Senator Vitter says pressure must be kept on BP - FOX 8 WVUE New Orleans News, Weather, Sports

Senator Vitter says pressure must be kept on BP to finish cleanup


New Orleans, La. -- U.S. Senator David Vitter, R-Metairie, says BP is far from completing the cleanup along Louisiana's coast.

Vitter held a Senate field hearing at the Louisiana Supreme Court focusing on BP's response to the spill which continues to affect Louisiana. He says he is concerned that a proposed court settlement with BP could let the oil giant off the hook for the 2010 disaster in the Gulf.

More than two years after the Deepwater Horizon drilling rig exploded in the Gulf of Mexico off Louisiana's coastline and unleashed a torrent of oil from BP's well beneath the Gulf's surface, the state's shoreline remains a victim, according to officials.

"A lot of us feel that there's so much left to be done that's not being done," said Congressman Steve Scalise, R-Metairie.

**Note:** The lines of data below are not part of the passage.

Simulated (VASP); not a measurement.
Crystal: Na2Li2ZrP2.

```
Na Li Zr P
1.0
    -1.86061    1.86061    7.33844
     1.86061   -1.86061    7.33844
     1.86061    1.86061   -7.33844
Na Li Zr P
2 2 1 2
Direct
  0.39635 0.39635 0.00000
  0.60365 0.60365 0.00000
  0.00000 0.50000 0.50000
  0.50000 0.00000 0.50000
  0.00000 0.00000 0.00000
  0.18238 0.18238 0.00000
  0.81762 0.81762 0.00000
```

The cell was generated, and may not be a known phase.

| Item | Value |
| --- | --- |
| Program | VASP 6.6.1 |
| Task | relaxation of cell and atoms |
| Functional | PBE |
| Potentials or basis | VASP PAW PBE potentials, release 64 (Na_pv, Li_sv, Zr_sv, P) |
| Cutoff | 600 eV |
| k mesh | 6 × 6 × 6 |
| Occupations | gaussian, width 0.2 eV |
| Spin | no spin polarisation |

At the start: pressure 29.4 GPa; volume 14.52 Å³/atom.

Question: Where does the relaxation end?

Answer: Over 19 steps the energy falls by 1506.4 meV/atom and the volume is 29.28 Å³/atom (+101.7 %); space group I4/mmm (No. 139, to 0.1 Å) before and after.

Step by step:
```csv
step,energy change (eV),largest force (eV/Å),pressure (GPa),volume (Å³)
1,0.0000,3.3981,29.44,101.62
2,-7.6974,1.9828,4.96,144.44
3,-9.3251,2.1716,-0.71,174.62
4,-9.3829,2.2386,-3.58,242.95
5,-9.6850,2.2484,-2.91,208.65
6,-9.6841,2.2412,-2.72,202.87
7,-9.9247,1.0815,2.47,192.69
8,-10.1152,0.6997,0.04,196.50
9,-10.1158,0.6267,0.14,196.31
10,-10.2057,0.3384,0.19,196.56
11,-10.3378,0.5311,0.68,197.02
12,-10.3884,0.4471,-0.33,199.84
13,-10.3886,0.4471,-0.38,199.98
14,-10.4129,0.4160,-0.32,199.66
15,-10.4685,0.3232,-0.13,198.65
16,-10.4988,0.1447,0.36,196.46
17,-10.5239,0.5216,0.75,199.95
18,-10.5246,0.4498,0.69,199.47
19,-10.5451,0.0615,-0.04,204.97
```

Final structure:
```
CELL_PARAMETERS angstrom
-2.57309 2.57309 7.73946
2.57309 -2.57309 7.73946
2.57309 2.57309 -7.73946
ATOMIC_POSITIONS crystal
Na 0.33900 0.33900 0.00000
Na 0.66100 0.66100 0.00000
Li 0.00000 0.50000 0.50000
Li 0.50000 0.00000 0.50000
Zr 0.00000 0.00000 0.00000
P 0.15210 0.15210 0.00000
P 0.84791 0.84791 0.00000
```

Senator Vitter said BP's expensive public relations campaign does not match its actions.  "Over a year ago BP announced to great fanfare that it was committing a billion dollars early, up front to response efforts.  So far two projects, $60 million, are being worked on," Vitter said.

And the state says the oil from the April 2010 spill continues to hurt the environment.

"Just in a two-week period between September 7th and approximately the 25th, nearly 500,000 pounds of oil mats and tar balls were found and removed despite the fact that BP designated these areas as being clean," said Garret Graves, chairman of the Coastal Protection and Restoration Authority of Louisiana.

Jefferson Parish President John Young also testified. He said more oil hit lower Jefferson after Hurricane Isaac hit.  "Over 150 tons washed up in Jefferson Parish alone because of Isaac," stated Young.

Young also accused the Coast Guard of cutting BP too much slack.  "I think the Coast Guard can be much more proactive in holding BP's feet to the fire because once this settlement is reached, I feel like you do that whatever cooperation that we have, and believe me it's very little at this point from BP, will evaporate," said Young.

"The Coast Guard takes environmental response very seriously," said Coast Guard Captain Samuel "Duke" Walker, incident commander and federal on-scene coordinator for the Deepwater Horizon Response.

Walker said he is dedicated to the removal of all oil that can be recovered.  "Taking into account the net environmental benefit of recovery activities," said Captain Walker.

Graves said Louisiana is being discriminated against when it comes to monitoring to detect oil.

"There are daily beach patrols in Mississippi, Alabama and Florida, daily patrols of golf carts and individuals looking for tar balls… Our shoreline is wetlands. You can't walk, it's turbid waters, it's dark bottoms, you can't see the oil up against the white sandy bottoms as in other states. Yet there's nothing going on to identity the oil that remains in our state," stated Graves.

There were also complaints that BP has not removed anchors for booms used during the early part of the cleanup. Young said it is a safety hazard for fishermen.